Although the needle arts had been practiced in Ireland for centuries, it was not until the middle of the eighteenth century that Irish lace began to enter the world stage. In the mid 1700’s, Irish lace was promoted by Irish aristocrats such as Lady Arabella Denny, the famous philanthropist, who used social and political connections to support the new commercial lace industry and promote the sale of Irish lace abroad. Lady Denny, working in connection with the Dublin Society, introduced lace-making into the Dublin workhouses, especially among the children there. It is thought that it was an early form of Crochet, imitating the appearance of Venetian Gros Point lace.
Because lace-making required little equipment beyond bobbins and fine cotton or linen thread, and a great deal of patience, it was suitable for remote parts of the country that had little industry and few employment options. Irish Lace was a luxury commodity that played a vital part in saving many families from starvation and destitution.
Counties across Ireland produced distinctive types of lace, including Carrickmacross lace (County Monaghan) or Kenmare lace (County Kerry), Youghal lace (County Cork) and Tambour lace (County Limerick).

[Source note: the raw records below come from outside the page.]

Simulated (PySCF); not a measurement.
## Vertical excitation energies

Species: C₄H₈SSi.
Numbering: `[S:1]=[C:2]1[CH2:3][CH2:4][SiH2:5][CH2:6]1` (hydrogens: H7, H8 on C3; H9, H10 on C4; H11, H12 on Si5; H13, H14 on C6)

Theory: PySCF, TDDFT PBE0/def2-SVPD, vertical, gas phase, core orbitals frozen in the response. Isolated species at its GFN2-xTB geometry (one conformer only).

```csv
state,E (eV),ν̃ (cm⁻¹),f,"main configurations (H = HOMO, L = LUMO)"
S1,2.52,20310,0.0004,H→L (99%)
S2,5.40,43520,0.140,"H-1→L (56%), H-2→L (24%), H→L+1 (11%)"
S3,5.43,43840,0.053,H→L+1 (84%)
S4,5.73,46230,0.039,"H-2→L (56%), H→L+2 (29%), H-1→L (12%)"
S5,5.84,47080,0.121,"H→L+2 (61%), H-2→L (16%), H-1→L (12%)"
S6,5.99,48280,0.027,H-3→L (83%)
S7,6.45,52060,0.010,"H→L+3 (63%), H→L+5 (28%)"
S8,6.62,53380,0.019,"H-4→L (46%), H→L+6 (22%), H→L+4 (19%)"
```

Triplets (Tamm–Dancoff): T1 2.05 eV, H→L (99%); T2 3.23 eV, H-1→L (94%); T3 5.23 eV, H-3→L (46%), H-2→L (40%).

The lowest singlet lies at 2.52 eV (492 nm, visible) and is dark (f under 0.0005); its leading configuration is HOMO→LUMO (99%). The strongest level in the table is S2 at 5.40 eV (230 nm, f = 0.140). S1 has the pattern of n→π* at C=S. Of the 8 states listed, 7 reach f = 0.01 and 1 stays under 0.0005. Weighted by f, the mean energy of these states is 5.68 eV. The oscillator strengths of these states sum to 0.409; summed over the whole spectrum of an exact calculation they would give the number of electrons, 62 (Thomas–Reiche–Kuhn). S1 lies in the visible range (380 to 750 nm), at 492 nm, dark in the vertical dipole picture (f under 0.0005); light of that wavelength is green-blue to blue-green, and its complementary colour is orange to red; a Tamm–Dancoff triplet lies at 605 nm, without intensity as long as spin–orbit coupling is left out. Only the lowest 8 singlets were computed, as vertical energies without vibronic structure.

Kenmare lace is a needlepoint Irish lace based on the detached buttonhole stitch. (It is sometimes called needle-lace to distinguish it from canvas needlepoint.) Linen thread was used by nuns to make needlepoint lace.
Carrickmacross lace was introduced into Ireland in about 1820 by Mrs. Grey Porter of Donaghmoyne, who taught it to local women so that they could earn some extra money.
Youghal lace was a top-quality commercial product that ended with the First World War. Lace Making was taught in Youghal from 1845 by the Presentation Sisters. Mother Mary Ann Smith reverse-engineered some Italian lace to understand how it was made. She then taught the technique to local women and thus the school of lace began.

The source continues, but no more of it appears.